Could the EV maker pose a threat to traditional truck companies?
After an arduous journey filled with delays and empty promises, the Tesla Semi has finally entered production. At the time, little was known about Musk's latest product, save for the fact that the first examples will head to PepsiCo on December 1. The beverage corporation is just one of several blue chip customers that have placed orders for the Semi.
But at the company's third-quarter earnings call, Elon Musk unveiled some interesting tidbits about the Semi. Most importantly, Tesla aims to increase Semi production and has shared a goal for 2024. "We will be ramping up Semi production through next year...we're tentatively aiming for 50,000 units in 2024 in North America," said Musk.
The outspoken CEO was reticent to give an exact figure for the Semi, but said it costs "a lot more than a passenger vehicle...a few heavy trucks of this nature would be worth several Model Ys," he added. While 50,000 doesn't sound like that big of a number, it's very impressive when you consider the American semi-truck market.
According to Statista's latest figures, Peterbilt dominates the Class 8 truck market, and, in 2020, the company sold nearly 72,000 vehicles in America alone. In 2019, that figure was higher still, at just over 100,000 units. Given the immense interest in the Tesla Semi, Musk is clearly confident his electric hauler can make a dent in this segment.
Frankly, we'd be surprised if it doesn't. The Semi may be an entirely new way of hauling things and, yes, electric power does mean drivers would have to stop and charge. But, fleet managers will quickly forget about these drawbacks once they realize the savings to be had.
Tesla claims that in just three years, operators will save up to $200,000 in fuel bills. What's more, fewer moving parts means cheaper and less frequent maintenance. It's not like charging the big Tesla will be a pain, either. The company claims a range of up to 500 miles and says the Semi can get 70% of its range back with just a 30-minute charge.
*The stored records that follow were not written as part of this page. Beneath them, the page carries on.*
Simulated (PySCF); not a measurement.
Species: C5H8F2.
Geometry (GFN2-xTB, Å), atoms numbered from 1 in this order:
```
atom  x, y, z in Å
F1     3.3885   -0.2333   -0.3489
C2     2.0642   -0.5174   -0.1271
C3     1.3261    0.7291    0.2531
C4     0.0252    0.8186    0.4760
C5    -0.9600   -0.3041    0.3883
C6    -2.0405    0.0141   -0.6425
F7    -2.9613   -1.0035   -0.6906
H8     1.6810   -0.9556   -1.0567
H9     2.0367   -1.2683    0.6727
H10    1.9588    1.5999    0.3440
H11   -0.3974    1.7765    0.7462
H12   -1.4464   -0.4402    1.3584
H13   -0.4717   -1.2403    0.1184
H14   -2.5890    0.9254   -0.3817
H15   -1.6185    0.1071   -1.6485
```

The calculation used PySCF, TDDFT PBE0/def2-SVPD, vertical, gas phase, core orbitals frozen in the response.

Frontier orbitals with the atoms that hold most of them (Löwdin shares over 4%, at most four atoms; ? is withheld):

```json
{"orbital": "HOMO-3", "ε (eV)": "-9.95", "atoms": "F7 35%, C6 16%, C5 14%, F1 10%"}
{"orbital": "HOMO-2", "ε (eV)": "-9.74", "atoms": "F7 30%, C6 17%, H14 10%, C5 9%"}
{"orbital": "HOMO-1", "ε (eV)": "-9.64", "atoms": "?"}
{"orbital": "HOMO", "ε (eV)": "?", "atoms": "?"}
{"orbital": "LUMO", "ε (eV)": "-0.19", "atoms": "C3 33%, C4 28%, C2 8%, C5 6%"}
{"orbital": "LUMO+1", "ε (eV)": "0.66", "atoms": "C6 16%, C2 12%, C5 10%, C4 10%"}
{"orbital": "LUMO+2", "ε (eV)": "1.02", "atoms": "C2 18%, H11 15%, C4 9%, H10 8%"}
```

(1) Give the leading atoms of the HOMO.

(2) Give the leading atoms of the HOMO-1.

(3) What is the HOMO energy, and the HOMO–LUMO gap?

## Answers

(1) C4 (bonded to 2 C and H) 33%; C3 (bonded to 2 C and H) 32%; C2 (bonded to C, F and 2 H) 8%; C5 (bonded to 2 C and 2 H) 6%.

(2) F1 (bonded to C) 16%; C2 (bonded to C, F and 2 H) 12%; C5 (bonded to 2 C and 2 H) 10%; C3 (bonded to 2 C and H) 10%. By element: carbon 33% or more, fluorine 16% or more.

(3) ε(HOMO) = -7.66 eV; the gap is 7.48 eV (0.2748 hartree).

Hopefully, the Semi has spurred the Tesla team to finish development work on the constantly delayed Cybertruck (which Musk made some bizarre promises about) and the long-awaited Roadster replacement. The automaker says the former will arrive as soon as next year, a whopping five years after it was first unveiled to the public.
In the meantime, expect to see the Semi hauling goods up and down America's interstates. It should be quite a sight to see, with that slippery body and futuristic design. Hopefully, they prove reliable - we've already spotted a broken-down pre-production model, which isn't exactly a good look for the new truck.